What UNR does, and why

Portland grassroots group United Neighborhoods for Reform seeks to stem the demolition of viable, affordable housing and its replacement with expensive and inefficient large single-family homes. Our demolition/development resolution, developed through significant neighbor outreach, gathered endorsements from 43 neighborhood associations citywide. We also regularly take our message to City Hall, starting in December 2014, continuing in 2015 on Feb. 12, June 3 (UNR presenters start at 51:20), Oct. 14 (UNR at 1:07:35), and Nov. 25 (UNR at 1:05); in 2016 on Feb. 17, Nov. 9 and 16, and Dec. 7; and in 2017 on May 17.

Next UNR sighting: The Joint Subcommittee on Natural Resources gives the devastating House Bill 2007 a much-needed public hearing (with two days' notice!) at 1 p.m. Thursday, June 22, in Salem, 900 Court St. NE, Room H-174. Have you sent your emails yet?

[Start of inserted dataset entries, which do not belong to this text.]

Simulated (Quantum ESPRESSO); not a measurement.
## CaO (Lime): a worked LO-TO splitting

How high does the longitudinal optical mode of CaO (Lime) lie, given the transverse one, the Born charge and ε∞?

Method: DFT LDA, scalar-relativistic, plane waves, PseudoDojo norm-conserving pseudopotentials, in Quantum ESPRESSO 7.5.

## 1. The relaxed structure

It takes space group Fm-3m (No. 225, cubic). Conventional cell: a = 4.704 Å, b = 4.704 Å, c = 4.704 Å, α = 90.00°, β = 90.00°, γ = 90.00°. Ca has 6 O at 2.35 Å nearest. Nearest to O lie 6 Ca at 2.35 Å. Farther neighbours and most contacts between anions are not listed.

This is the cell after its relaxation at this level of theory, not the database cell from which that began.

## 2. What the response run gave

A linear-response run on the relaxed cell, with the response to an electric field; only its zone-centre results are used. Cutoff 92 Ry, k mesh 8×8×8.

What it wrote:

"The time is always right to do what is right."
—Martin Luther King Jr.

Tuesday, November 11, 2014

If only all Mondays were this inspirational

Sign of the times: Modest well-sited homes look vulnerable.

Last night the United Neighborhoods for Reform (UNR) demolition/development resolution gathered more endorsements, from multiple quadrants of the city: Arlington Heights, Beaumont-Wilshire, Multnomah, and Powellhurst-Gilbert neighborhood associations.

At a time when discontent with city government and leadership among Portlanders is at an all-time high (in the past 20 years anyway), according to a recent item in Willamette Week, neighborhoods signal the need for change, adding their votes in favor of fewer demolitions and more beneficial development.

At the Powellhurst-Gilbert meeting, one neighbor who works for Lovett Deconstruction talked about taking apart and recycling structures that otherwise would have gone to the landfill. According to Restore Oregon, 2 percent of demolished homes is salvaged now. If a house must come down, and it contains quality materials, deconstruction is the right thing to do. The UNR demolition/development resolution suggests ways to incentivize it.

No one thought to build to all the maximums—until now.
Meanwhile the Bureau of Development Services seeks to hire more personnel. With entrenched views and allegiances, the bureau could use the new blood, and a more cooperative community-building stance. As Portland grows under the watch and stewardship of its many investors (homeowners and renters, too), we're all "business partners."